Feminist Futures in the Borderlands
Virtual panel discussion about art, performance, gender, and borders. We feature five artists who have participated in the Binational Arts Residency to hear their perspectives on the possibilities for intersectional feminist futures in the borderlands.
Wednesday, September 30
6:00 p.m. - 7:30 p.m.
Free | Online | Open to the Public
- Michelle Tellez, PhD
- Casandra Hernandez Faham
Michelle Telléz, PhD
Michelle Tellez has been committed to mapping projects of resistance, exploring shared human experiences and advancing social justice for the last 25-years. As an interdisciplinary scholar, she writes about transnational community formations (and disruptions), Chicana mothering, and gendered migration.

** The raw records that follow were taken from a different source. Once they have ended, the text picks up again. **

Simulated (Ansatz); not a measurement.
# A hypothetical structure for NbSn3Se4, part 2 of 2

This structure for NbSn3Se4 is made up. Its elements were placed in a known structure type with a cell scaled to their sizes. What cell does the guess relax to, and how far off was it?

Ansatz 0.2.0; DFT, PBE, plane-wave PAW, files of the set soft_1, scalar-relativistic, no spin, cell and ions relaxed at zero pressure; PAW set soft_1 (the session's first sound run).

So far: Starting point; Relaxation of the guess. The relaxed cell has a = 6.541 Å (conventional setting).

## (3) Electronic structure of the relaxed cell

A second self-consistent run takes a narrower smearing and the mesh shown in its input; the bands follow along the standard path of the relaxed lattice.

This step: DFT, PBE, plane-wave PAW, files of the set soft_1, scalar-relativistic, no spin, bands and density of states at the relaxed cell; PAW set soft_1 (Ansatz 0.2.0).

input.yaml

|Casandra Hernandez Faham|
Casandra Hernández Faham is a passionate advocate for Latinx and indigenous arts and culture, with expertise on binational cultural histories and artistic practices of the US-Mexico borderlands. A native of Hermosillo, Sonora, Casandra is a Program Associate in the Arts and Culture program at The Andrew W. Mellon Foundation. Prior to joining the Foundation, she served as executive director of CALA Alliance (Celebración Artística de las Américas), a multidisciplinary Latinx arts organization that organizes creative collaborations with artists in Arizona, Mexico and Latin America.
Ana Maria Alvarez
Ana Maria Alvarez is an award-winning dancer, choreographer, teaching artist and founder director of CONTRA-TIEMPO Urban Dance Latin Theater. Inspired by her upbringing as a Cuban American, her work boldly traverses the world of social dance, political activism, community organizing and art making. She has studied with master artists Katherine Dunham, Idalberto Bandera Sidó (Ballet Folklórico Cutumba, Santiago de Cuba), Jawole Willa Jo Zollar (Urban Bush Women, NY), Ann Cooper Albright, Julio Jean and Dr. Eleanor Gwynn.
Ana Teresa Fernández
Ana Teresa Fernandez’s work addresses issues of gender, feminism and borders. “The most apparent thing in my work is that it deals with gender and inequalities between male and female,” says painter, video, and performance artist Ana Teresa Fernandez. Her social sculptures, which combine elements of performance and sculptural practice, include the re-enactment of gendered labor in order to call attention to issues of class and sex. Fernandez’s “Entre” painting series is based on documentary photographs of her 2012 performance Borrando la Frontera ("erasing the border”), in which she painted a section of the San Diego-Tijuana border wall, making it appear as though it had disappeared.
Carolina is a Bolivian-born artist who earned her BFA from the Kansas City Art Institute and her MFA from the Virginia Commonwealth University, culminating in a Faculty Research Grant and a travel Fellowship in Qatar. Her practice rigorously traces flows of capital–cartography, maritime trade, cash crops, and industrial metals– across bodies-of-water from the perspectives of the native, gendered, and racialized bodies that move it. That is, she re-embodies capital exposing how contemporary markets insidiously hide historical oppression. Imperialism to colonialism, and now capitalism.
Yadira De La Riva
Yadira De La Riva graduated from NYU in 2010 with One Journey, a solo performance on border identity that created opportunities for her to tour theaters, colleges and community centers nationwide. These experiences of performing in many different physical spaces and for diverse audiences taught her about versatility and the value of connecting with people of all walks of life.
Mary Jenea Sanchez
Through drawing, video, installation, performance and photography Mary Jenea Sanchez renders and illustrates contemporary life in the Southwest with a feminist perspective atop a fence that bisects one culture. “As a person I am aware of my cultural categorization, neither as native Mexicana nor Americana. As an artist, I strive to utilize this nomadic sensibility, by inserting myself between, among, and outside of the status quo of American and Mexican culture. As the sociopolitical climate of the border region remains controversial, I continue the conversation of permeability and how the perception of the actual line of the border can be reimagined.”